Ordinary Least Squares (OLS)¶
At a glance
Family: classical · Regime: low-dim (\(n>p\)) · Penalty: none · Output: point · Links: identity · Status: reviewed
Setting & assumptions¶
- Gaussian family with identity link: \(\;y = X\beta^\star + \varepsilon\), \(\mathbb{E}[\varepsilon\mid X]=0\).
- Low-dimensional: \(n \ge p\) and \(X\) has full column rank (\(X^\top X \succ 0\)).
- Homoskedastic errors \(\operatorname{Var}(\varepsilon)=\sigma^2 I_n\) for the classical Gauss–Markov optimality statement (not needed for the estimator itself).
Estimator / objective¶
OLS is the unpenalized template (\(P\equiv 0\)) with the Gaussian loss:
\[
\hat\beta \;=\; \arg\min_{\beta\in\mathbb{R}^p}\; \frac{1}{2n}\,\lVert y - X\beta\rVert_2^2 .
\]
Setting the gradient \(-\tfrac1n X^\top(y-X\beta)\) to zero gives the normal equations \(X^\top X\,\beta = X^\top y\), whose unique solution (full rank) is
\[
\boxed{\;\hat\beta = (X^\top X)^{-1} X^\top y\;}
\]
Algorithm¶
Closed form; computed stably via a matrix factorization rather than inverting \(X^\top X\).

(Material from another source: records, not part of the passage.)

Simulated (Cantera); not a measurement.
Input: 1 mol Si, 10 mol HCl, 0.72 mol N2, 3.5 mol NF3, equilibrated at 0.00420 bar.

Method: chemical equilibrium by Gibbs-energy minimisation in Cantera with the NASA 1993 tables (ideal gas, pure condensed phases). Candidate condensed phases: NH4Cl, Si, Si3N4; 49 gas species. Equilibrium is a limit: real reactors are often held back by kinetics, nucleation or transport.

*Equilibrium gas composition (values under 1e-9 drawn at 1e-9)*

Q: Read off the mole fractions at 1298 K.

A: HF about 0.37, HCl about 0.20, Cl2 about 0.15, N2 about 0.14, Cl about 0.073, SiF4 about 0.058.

Input: X (n×p, full rank), y (n)
1. Compute thin QR: X = Q R # Q: n×p orthonormal, R: p×p upper-triangular
2. Solve R β = Qᵀ y by back-substitution
Return β̂
Equivalent routes: Cholesky of \(X^\top X\), or SVD \(X=U\Sigma V^\top\) giving \(\hat\beta = V\Sigma^{-1}U^\top y\) (most robust when \(X\) is ill-conditioned).
Hyperparameters & configuration¶
| Knob | Default | Notes |
|---|---|---|
| intercept | included | prepend a column of ones, or center \(X,y\) first |
| solver | QR | QR / Cholesky / SVD; SVD safest for ill-conditioning |
| weights \(w_i\) | none | if supplied → WLS: minimize \(\sum w_i (y_i-x_i^\top\beta)^2\) |
No regularization parameter (\(\lambda=0\)).
Mapping to framework¶
- Input: \(X\in\mathbb{R}^{n\times p}\), \(y\in\mathbb{R}^n\), link
identity. - Output: \(\hat\beta=(X^\top X)^{-1}X^\top y\).
- Links: identity only (for other links use GLM-IRLS).
- Preprocessing: center/scale optional; affects intercept handling only.
Complexity¶
- Time: \(O(np^2)\) to form/factor, \(O(p^3)\) for the triangular solve. Memory \(O(np)\).
Statistical guarantees¶
- Unbiased: \(\mathbb{E}[\hat\beta]=\beta^\star\); covariance \(\sigma^2(X^\top X)^{-1}\).
- Gauss–Markov: BLUE among linear unbiased estimators under homoskedasticity.
- Under Gaussian errors, \(\hat\beta\) is the MLE and is efficient.
Variants & related¶
- Ridge Regression — add \(\lambda\lVert\beta\rVert_2^2\) for ill-conditioned/high-dim \(X\).
- GLM via IRLS — non-identity links / non-Gaussian families.
- WLS / GLS — weighted / generalized least squares for heteroskedastic/correlated errors.
References¶
- Nocedal & Wright, Numerical Optimization (
Nocedal2006) — least squares & linear-algebra solvers.